An Attack against SRP-1

SRP-1 (the oldest version of the protocol) is, unfortunately, vulnerable to an attack carried out by an intruder who has compromised the password database and obtained the verifier Xp for a particular user, as described below.
A Stolen-Verifier Attack against SRP-1:

An attacker Anne steals Alice's verifier Xp.
She then contacts the host:

Anne computes T = Xp ^ -1 (mod N)          (multplicative inverse)
and picks a random number 1 < q < N - 1.

Anne->Host:  u, Wp = (g ^ q) * T (mod N)   (instead of g^Ws)
Host->Anne:  s, Z = Xp + Yp                (host computes Yp as normal)

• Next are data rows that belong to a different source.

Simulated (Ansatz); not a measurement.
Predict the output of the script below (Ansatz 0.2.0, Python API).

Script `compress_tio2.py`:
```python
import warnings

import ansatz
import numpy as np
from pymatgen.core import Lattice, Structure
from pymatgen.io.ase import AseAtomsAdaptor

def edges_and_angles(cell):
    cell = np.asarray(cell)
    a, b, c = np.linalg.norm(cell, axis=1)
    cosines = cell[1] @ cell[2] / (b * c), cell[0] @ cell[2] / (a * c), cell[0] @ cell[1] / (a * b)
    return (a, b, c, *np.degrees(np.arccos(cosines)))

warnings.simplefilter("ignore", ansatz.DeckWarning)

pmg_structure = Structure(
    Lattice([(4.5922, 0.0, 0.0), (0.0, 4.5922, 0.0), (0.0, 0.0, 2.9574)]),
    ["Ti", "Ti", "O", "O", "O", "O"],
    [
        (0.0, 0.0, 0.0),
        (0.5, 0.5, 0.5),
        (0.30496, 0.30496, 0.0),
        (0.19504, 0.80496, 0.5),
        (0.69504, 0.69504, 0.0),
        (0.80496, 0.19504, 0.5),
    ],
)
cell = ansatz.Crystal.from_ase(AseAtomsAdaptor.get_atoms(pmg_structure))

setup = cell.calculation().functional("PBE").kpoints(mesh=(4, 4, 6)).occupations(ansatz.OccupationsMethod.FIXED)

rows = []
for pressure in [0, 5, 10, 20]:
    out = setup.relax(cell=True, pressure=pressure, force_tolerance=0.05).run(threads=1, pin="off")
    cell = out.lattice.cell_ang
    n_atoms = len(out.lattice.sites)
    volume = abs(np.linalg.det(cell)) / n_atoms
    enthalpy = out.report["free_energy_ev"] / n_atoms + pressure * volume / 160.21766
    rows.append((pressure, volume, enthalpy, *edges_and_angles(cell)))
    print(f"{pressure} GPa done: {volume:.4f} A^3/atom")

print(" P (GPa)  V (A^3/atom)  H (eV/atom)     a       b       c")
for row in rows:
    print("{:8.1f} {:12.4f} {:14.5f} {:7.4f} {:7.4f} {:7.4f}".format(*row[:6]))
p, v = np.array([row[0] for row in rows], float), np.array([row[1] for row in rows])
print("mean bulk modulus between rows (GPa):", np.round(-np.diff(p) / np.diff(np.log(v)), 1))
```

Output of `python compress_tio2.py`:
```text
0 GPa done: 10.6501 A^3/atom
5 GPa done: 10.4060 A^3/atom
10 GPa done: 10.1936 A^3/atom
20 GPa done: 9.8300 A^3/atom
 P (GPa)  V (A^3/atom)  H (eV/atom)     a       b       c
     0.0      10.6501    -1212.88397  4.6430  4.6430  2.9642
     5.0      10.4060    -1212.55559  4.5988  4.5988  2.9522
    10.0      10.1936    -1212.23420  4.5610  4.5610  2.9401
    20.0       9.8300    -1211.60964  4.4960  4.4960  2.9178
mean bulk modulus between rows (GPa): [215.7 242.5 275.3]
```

      Host:  S = (Wp * Xp) ^ Ys
             Ks = H(s)

If we substitute for Wp here, the server's session key becomes:

             S = (g ^ q * T * Xp) ^ Ys = (g ^ q) ^ Ys = g ^ (q * Ys)

      Anne:  Yp = Z - Xp                   (recovers Yp since Xp is known)
      Anne:  S = Yp ^ q
      Anne:  Kc = H(S)

Since Yp ^ q = (g ^ Ys) ^ q = g ^ (q * Ys), Anne now has the same session
key S as the host.  All Anne needs to do is send

Anne->Host:  H(Z, Kc)

to gain access to the host.
SRP-2 and SRP-3 are both immune to this attack.